Good evening, everyone,
Those of you who know this Tricha (me) well know that she gets in moods where she believes she is a great burden to everyone in the world. Sometimes it even leads to her to feeling disappointed in her friends for having the poor taste to choose to stick around and love her. Many of you have gotten really mad at her for being so ridiculous and stupidly offensive in this state, others decided to give her space and time to come back to normal, and the brave few have tried to reason with her and force her back from this awful state.
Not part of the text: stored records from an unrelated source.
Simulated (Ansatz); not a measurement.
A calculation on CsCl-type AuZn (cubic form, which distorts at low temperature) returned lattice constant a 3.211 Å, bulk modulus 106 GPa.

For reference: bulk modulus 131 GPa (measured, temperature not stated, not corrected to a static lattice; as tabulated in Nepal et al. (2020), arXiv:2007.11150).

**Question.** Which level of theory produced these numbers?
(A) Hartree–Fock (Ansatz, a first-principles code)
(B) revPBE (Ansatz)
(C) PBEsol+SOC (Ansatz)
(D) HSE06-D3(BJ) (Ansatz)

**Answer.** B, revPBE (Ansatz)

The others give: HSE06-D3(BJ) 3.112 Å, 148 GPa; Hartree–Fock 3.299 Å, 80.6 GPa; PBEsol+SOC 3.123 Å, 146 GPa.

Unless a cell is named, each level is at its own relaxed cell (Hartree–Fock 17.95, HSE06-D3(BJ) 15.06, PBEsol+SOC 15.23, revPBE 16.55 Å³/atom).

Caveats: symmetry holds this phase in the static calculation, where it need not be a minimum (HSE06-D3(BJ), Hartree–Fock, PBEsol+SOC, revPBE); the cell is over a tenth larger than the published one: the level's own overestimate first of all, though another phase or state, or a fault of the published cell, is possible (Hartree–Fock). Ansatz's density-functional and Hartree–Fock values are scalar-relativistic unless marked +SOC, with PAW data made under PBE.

Right now I am missing those few immensely! I need a good slap in the face. (If you know this Tricha, you also know that she regularly feels that she needs a slap in the face, so this doesn't really say much.) The above paragraph describes my feelings right now, even though I am desperate for human interaction... so not exactly. I do know that this is just a mood, just a temporary state of mind which I will recover from, but I can't see the end of the tunnel. It just gets darker and darker...
I want to shave off all my hair and am scared that I'm going to do something like this in my sleep or something. It's really bad right now. I haven't been this crazy in a long time, and I'm frightened! Now of course, I have no roommate to walk in and interupt me (or even the fear of her walking in and catching me in the act). Yes, my family is here, but they respect my privacy, my space, and my time to get work done, which is fabulous. Don't get me wrong; I need it sometimes so I actually get something done. My problem is that that is when I rip it all out or am tempted to do stupid things!
In college, I would have called or texted a bunch of friends while feeling like this to see if we could hang out or run to the spot to grab a midnight snack or just study together. That unfortunately is not an option at this stage in my life. College dorm life was perfectly suited for me! I mean it. I constantly had people available to keep me accountable and sane (all hours of day and night!) but also had the ability and opportunity to get work done. I could have a pretty flexible schedule to work around whatever hours I wanted to sleep (or not). (The latter is not necessary of course but nice!)
Thank you for taking the time to read my rant. You're probably pretty worried about me at this point, but please remember that sometimes just writing it out makes things better (not always). If you have any ideas for me, please share! The saddest part about this rant is that this feeling has been building up for a while; it did not suddenly overtake me today. I do not think it is finished yet either. PRAY and help if you can. Thanks.